HERE are two delicious recipes that will inject some of Donna Hay’s favourite superfoods into your diet.

Donna Hay shares her top three superfoods for 2016 (along with a couple of great recipes so you can use them in your cooking).

You’ll find more in the new issue of Fresh + Light (now a quarterly magazine), which came out this week.

Seaweed

Full of a range of essential nutrients and packed with flavour, we’re sprinkling seaweed over all our summer salads, pairing it with fresh vegetables in noodle dishes, or even using the powdered form in smoothies! It comes in many colours and varieties, but it’s brown seaweed (such as kelp and wakame) and red seaweed (such as nori) that are most commonly used.

The new issue of Fresh + Light magazine.
The new issue of Fresh + Light magazine.

Try sprinkling nori flakes over your salad or rice dishes, or use a powdered variety in your smoothies and juices. Wrap vegetables and pieces of tuna in nori sheets for a quick and easy lunch, or add fresh wakame to your soups and stocks.

Buckwheat

We just can’t get enough of this delicious grain — it makes an excellent lighter, gluten-free alternative for white or brown rice, and has a nutty flavour and firm texture. Derived from the seeds of a flowering plant, it contains essential amino acids and may help you control blood sugar levels and keep you feeling fuller for longer. It makes a great base for leafy salads packed with greens, is perfect for bulking out soups and in flour form it’s great for baking as it’s not as dry as some gluten-free options.

Cacao

We know everyone’s been talking about this superfood for a while, but we are still loving using cacao powder in lighter sweet treats, power snacks and clever bakes. It’s made by cold-pressing unroasted cocoa beans, which means it retains more minerals and antioxidants. Our latest fresh + light recipe pairs cacao with coconut milk in a delicious dairy-free ice-cream. It’s dark and decadent, and a way to get your ‘chocolate fix’ with a little less guilt. You can also use it in clever raw desserts, like our raw caramel slice.
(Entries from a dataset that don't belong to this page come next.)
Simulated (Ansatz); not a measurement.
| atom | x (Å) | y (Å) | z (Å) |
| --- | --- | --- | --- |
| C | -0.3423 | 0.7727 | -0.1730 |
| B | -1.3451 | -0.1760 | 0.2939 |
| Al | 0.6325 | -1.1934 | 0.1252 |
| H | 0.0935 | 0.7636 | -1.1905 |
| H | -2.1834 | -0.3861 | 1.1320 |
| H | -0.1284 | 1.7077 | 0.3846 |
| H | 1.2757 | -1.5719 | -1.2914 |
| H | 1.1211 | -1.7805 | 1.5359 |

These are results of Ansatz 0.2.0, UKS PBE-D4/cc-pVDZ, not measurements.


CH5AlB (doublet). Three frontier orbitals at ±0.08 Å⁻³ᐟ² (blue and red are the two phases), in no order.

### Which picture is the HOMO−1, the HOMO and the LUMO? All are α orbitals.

Here’s a great way to get seaweed into your diet.
Here’s a great way to get seaweed into your diet.

kale, nori and almond pesto

150g kale, trimmed and chopped

2 sheets nori (dried seaweed), chopped

½ teaspoon sea salt flakes

1 cup (160g) almonds, plus extra, chopped, to serve

2 cloves garlic

2 tablespoons lemon juice

2 tablespoons extra virgin olive oil

¾ cup (180ml) water

sliced baby cucumbers (cukes) and radishes, to serve

Method: Place the kale, nori, salt, almonds, garlic and lemon juice in a large food processor and process until finely chopped. While the motor is running, gradually add the oil and water, and process until combined. Top with chopped almond and serve with baby cucumber and radish. Makes 2 cups.

Tip: You can keep this pesto in an airtight container in the refrigerator for 3—4 days.

This is a delicious (and healthy) way to eat cacao.
This is a delicious (and healthy) way to eat cacao.

raw cacao ice-cream with hazelnut praline

½ cup (50g) raw cacao powder

⅓ cup (80ml) maple syrup

2 x 400ml cans coconut cream

400ml can coconut milk

hazelnut praline

⅓ cup (45g) hazelnuts, roughly chopped

1 tablespoon maple syrup

Method: Place the cacao, maple syrup, coconut cream and milk in a blender and blend until smooth. Pour the mixture into 2 large zip-lock bags, pressing out as much air as possible, and seal. Lay the bags flat on a baking tray and freeze for 2 hours or until just frozen.

To make the hazelnut praline, preheat oven to 180°C (350°F). Place the hazelnut and maple syrup on a baking tray lined with non-stick baking paper and toss to combine. Cook for 6—8 minutes or until golden. Set aside to cool and break into small pieces. Set aside.

Remove the cacao mixture from the freezer and, using your hands, bend the bags to break up the mixture into small pieces. Place the mixture in a food processor, in batches, and process until smooth, scraping down the sides of the processor. Spoon the ice-cream mixture into a 2-litre-capacity tin and freeze for 3 hours or until just frozen. Sprinkle with the hazelnut praline to serve. Serves 6—8.